Blog
Industry

Fighting fraud with bank statement sanity checks

Published:

Fraud is one of the most complex problems to deal with. It’s also an issue that never goes away. This post discusses how to continually enhance processes to combat fraud.

Fighting fraud with bank statement sanity checks

Fraud is one of the most complex problems to deal with. It’s also an issue that never goes away.

To make matters worse, every technological shift is more easily adopted by fraudsters than businesses.

The implication is clear: Testing and adopting new technologies is always worthwhile.

To use a wildlife analogy, fraudsters are looking for the weakest animals in the herd, those at the back of the pack. You don’t necessarily need to be the strongest, but you definitely can’t be a straggler when it comes to fighting off fraud!

What I want to make clear in this post, is that the best way to deal with fraud is to continually enhance the processes, as the job is never done.

The shape of the problem

Tradeoffs

Fraud has a few dimensions that make it complex.

One of the clearest: fraud policies impact the experience of both fraudsters and legitimate users alike.

Anything you do to make fraud prevention stricter is going to negatively impact the experience of your best customers!

It’s always a tradeoff: Deliberately adding friction that slows down fraudsters while fast-tracking recurring customers. Identifying honest mistakes and asking users to correct them, while flagging suspicious discrepancies for internal review.

All of these decisions can create inconvenience to legitimate users, weighed against the risk of the process not being sufficiently robust to fraudsters.

Reverse engineering

Another thing to consider, is that fraudsters can very easily run multiple applications with varyingly obvious fraudulent documents. This allows them to learn the system, understand what is scrutinised and what is not, find weaknesses, and then plan a larger exploit for maximum gain.

Regulation

A major aspect of fraud is government regulation. Know Your Customer (KYC) and Know Your Business (KYB) are requirements for most lenders.

These are defined as minimal prevention, implementing them is a regulated requirement, and therefore does very little to distinguish you from the pack of targets.

Supply chains

Lending businesses are a complex chain of dependencies. Your KYB provider, your staff, your IT providers.

These all form part of a complex link of weaknesses in a system, and this “supply chain” is often targeted.

Look at how a CTO almost falls for this scam. The human element is frequently the weakest link, and a break in the chain is easily exploited: https://x.com/SergioRocks/status/1920100911348613475

CTO scam

Exploiting trust

There is the much more subtle white-collar crime:

The way in which most white-collar crime works is by manipulating institutional psychology. That means creating something which looks as much as possible like a normal set of transactions. Vulnerability to crime tends to scale with the cognitive demands placed on the management of a business. The more things a manager has to pay attention to, the easier it becomes to carry out a commercial fraud. Professional fraudsters will aim to look as close to harmless as possible, and exploit the increasing cognitive demand on people.

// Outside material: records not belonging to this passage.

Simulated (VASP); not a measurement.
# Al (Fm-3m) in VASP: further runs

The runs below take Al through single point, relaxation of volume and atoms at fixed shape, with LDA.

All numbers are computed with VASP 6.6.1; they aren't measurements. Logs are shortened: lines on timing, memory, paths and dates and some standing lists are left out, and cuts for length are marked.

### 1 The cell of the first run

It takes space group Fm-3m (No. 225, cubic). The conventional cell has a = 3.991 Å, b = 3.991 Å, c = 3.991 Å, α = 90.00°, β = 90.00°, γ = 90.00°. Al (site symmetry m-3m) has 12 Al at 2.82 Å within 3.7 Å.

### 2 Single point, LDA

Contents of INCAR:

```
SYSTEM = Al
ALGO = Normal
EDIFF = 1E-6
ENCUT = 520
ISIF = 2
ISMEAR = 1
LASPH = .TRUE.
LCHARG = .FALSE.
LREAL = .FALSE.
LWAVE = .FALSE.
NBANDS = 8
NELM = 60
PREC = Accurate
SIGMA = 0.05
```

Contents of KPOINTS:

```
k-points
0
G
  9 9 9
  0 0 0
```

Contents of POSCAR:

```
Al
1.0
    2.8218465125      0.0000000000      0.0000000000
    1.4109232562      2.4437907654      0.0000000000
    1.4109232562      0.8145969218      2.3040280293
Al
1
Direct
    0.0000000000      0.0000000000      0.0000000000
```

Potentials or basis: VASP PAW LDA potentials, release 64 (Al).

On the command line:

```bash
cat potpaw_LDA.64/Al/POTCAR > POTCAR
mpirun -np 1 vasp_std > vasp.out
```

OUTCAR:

(Quotes are from the excellent book Lying for Money by Dan Davies, with the excellent point “Understanding how to commit fraud is understanding how to manage something”).

Traditional solutions:

Traditional fraud systems roughly take the following shape:

  • Buy a KYC/KYB software that does identity validation and other regulated checks. Example KYC/KYB features include user, business address or document verification, and liveness checks.
  • Build a machine learning model based on known fraud, to start identifying high risk characteristics.
  • Hire a fraud ops team to do reviews of suspicious applicants.

The obvious problems

  • Buy: fraudsters are deeply familiar with these systems, and will frequently know how to beat them, this is because they know they need to look normal.
  • Build: transaction volume is usually too low, identified fraud is too sparse, and anything flagged will be the obvious (fraudsters getting the shape of the system…).
  • Ops: These teams are indeed the last line, but typically lack the resources, and are definitely cognitively overwhelmed.

Historically, it has been impossible to have intelligence-in-the-loop of every transaction, this is because cognitive overwhelm is exactly what fraudsters take advantage of.

Couple this with static fraud systems that cannot adapt in real time to emerging threats, and you start to fall towards the back of the pack!

What sea.dev is doing

We think bank statements are especially useful.

Across the world, bank statements are highly valuable for assessing business cashflows.

They are also a very useful way to verify a business, and to cross-reference the information provided in financials or business plans.

We enable this with the following capabilities:

  • Intelligence-in-the-loop review of bank statements and business documents, reducing cognitive burden and applying consistent checks to all documents.
  • Document validation, tamper checks and a number of proprietary techniques.
  • Data storage system, designed to enable the long term feedback loop required to beat fraud, by storing all data, not just the summary points.

With these capabilities in hand, using a bank statement, you can distinguish:

  • potential fraud 🔴
  • potential misrepresenting of the truth 🟠
  • potential mistakes in provided documents 🟢

This capability goes far beyond what traditional fraud detection and bank statement analytics typically can enable.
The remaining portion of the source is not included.